As jurors, your function is to listen to the evidence produced during the trial, and decide the case on its merits, not on the inclination of sympathy or prejudice. Service will delegate to you certain powers of decision on human affairs which are not given to every citizen. It will place upon you important duties and grave responsibilities which will enlist your best talents of appraisal and judgment.
Your duty requires that you be prompt, attentive, faithful to oath, considerate and tolerant of your fellow jurors, and sound and deliberate in your evaluations.
The Jury Clerk is available to hear and discuss any condition which makes your attendance impossible or impractical. Every effort will be made to see that your time is not wasted, and every consideration will be given to avoid your discomfort, inconvenience, distress or embarrassment.

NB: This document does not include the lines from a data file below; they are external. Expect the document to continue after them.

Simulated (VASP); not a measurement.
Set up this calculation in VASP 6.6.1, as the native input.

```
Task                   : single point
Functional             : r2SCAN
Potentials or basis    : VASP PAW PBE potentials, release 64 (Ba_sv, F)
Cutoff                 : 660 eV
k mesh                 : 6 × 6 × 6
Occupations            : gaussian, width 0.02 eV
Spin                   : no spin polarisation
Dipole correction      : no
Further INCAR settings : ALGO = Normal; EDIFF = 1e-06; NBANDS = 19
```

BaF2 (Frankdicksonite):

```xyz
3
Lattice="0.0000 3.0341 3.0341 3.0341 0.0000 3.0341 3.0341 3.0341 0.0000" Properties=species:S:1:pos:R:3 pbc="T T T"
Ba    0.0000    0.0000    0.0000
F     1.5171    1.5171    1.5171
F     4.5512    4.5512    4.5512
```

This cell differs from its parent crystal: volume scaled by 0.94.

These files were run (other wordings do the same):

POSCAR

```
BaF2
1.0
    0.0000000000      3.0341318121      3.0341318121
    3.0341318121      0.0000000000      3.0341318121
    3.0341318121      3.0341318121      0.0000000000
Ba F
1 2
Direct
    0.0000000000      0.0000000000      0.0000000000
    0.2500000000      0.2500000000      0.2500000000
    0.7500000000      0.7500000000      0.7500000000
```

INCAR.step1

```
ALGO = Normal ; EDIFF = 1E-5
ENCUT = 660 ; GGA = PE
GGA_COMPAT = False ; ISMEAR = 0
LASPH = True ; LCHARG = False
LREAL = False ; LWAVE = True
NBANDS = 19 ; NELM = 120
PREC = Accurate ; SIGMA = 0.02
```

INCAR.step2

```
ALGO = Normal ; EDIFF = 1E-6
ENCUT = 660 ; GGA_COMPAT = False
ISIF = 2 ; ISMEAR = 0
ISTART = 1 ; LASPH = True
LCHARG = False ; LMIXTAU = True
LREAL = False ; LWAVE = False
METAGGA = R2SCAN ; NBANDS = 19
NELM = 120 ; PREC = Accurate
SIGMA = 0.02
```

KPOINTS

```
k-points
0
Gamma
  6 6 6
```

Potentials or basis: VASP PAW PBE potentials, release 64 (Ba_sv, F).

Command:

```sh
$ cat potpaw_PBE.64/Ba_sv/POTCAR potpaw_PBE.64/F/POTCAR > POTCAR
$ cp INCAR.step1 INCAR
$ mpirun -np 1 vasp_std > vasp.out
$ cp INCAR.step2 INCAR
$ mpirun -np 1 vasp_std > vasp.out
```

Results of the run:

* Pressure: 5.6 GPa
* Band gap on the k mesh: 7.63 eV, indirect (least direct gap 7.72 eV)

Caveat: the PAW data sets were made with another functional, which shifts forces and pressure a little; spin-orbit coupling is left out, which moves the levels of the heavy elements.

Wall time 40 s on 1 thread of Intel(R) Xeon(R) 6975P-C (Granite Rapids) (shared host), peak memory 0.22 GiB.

You should also understand that although most lawyers, prosecutors and judges are friendly people, you may not have any private contact or conversations with them during the course of trial. Similarly, if you are selected for a trial, you are not to discuss the case with other jurors, family, friends, or anyone prior to deliberation. This should not be regarded as aloofness, but as a wise precaution against improper influence.
It is the Court's hope that these few introductory remarks will serve to make you feel at ease. We trust that you are sufficiently impressed with the importance of jury duty, and that you will do your utmost to promote justice.